Meaning of num_groups in offsets

Zardinality / TF_Deformable_Net

Deformable convolution net on Tensorflow

MIT License

169 stars 53 forks source link

Meaning of num_groups in offsets #18

Closed knmac closed 6 years ago

knmac commented 6 years ago

What is the meaning of num_groups? As I understand, the output of res5a_branch2b_offset has the shape of (?, 14, 14, 72), where (14, 14) is the spatial dimension of the input and 72 = 2 (due to x and y) 3 3 (kernel dimension is 3x3) * 4 (num_groups). But I can't understand the meaning of num_groups variable here.

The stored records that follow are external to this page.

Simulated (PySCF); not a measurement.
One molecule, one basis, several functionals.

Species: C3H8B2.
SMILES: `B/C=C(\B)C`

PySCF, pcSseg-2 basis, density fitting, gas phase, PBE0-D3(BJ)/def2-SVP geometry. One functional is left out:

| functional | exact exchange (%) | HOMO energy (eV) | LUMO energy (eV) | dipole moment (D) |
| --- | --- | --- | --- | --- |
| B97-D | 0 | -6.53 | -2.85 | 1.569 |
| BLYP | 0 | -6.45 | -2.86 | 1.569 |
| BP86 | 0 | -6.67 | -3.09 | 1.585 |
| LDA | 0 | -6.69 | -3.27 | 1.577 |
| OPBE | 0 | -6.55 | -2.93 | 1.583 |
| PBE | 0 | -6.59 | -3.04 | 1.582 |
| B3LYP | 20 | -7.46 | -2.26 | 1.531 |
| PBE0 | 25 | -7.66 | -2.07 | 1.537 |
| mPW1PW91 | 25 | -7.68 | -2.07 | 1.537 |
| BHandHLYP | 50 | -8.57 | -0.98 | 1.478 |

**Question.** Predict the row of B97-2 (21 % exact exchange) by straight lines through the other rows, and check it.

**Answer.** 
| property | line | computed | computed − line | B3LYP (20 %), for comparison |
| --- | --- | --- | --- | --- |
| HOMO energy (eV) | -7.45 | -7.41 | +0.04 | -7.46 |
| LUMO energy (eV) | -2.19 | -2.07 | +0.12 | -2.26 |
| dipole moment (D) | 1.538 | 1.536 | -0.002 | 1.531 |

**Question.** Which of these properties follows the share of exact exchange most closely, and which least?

Zardinality commented 6 years ago

What you mentioned as num_groups is actually num_deform_group flag in the layer function. The num_deform_group and num_groups flags works in different ways. You can refer to this tutorial for how num_group works. As to how num_deform_group works, you can simply imagine it splits the input to num_deform_group parts in channel dimension, and use different offsets for each of parts. Therefore we need num_deform_group different offsets, that further gives us the equation you post.

knmac commented 6 years ago

Thank you for your response. Could you tell me the order of the offsets channels, e.g. which channel correspond to horizontal offsets, vertical offsets, which index of the convolution kernel, and which group? Besides, when you part the offset to num_deform_group, how you determine which part of the input map corresponds to which group? Thank you very much.

Zardinality commented 6 years ago

These questions are rather subtle, you could find answers to most of them in the source of this operation. Here is a fragment explaining the index behavior of this op:

const int data_offset_h_ptr = ((2 * (i * kernel_w + j)) * height_col + h_col) * width_col + w_col;
const int data_offset_w_ptr = ((2 * (i * kernel_w + j) + 1) * height_col + h_col) * width_col + w_col;